In a Schwarzschild black hole, the singularity is spacelike. In a Kerr black hole, it is timelike.
Is there any continuous transformation between those solutions? Can the Schwarzschild solution be obtained by taking the Kerr solution in zero angular momentum limit?
Clarification: By "solution", I am mostly interested in behavior of the singularity. Is there a continuous transition from spacelike to timelike singularity?
The Kerr singularity is obtained when $ \Sigma=r^2+a^2\cos^2\theta=0 $ which means $ r=0 $ and $ \theta=\frac{\pi}{2} $.
In Cartesian coordinates, this leads to a ring in the equatorial plane with a radius equal to $ a $.
For a Schwarzschild black hole, you have $ a = 0 $ (no spin). Then the Kerr singularity becomes the center of the black hole ($ r = 0 $ with a zero radius ring) which is the Schwarzschild singularity.

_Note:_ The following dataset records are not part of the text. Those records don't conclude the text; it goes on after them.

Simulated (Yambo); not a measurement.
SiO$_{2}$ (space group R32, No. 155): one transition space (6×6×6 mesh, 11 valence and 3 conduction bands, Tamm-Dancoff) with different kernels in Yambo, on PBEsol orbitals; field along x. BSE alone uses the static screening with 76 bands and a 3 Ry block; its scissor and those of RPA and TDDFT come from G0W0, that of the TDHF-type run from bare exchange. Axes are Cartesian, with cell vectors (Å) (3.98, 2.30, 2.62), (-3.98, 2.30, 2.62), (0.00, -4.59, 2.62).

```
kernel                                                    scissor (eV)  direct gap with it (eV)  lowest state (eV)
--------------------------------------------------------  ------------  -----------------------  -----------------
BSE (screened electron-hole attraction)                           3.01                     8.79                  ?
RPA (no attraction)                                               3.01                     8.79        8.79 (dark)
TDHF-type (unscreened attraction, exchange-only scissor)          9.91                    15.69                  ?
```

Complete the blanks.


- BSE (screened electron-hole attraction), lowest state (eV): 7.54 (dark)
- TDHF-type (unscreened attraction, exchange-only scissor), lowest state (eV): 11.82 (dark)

Regarding your question related to the spacelike Schwarzschild singularity or the timelike Kerr singularity, I do not follow you because in the two cases the metric tensors are not defined since $ r=0 $ or $ \Sigma=0 $. In my opinion, the scalar products then can not be calculated and consequently the type of these singularities can not be determined.
Hoping to have answered your questions,
Best regards.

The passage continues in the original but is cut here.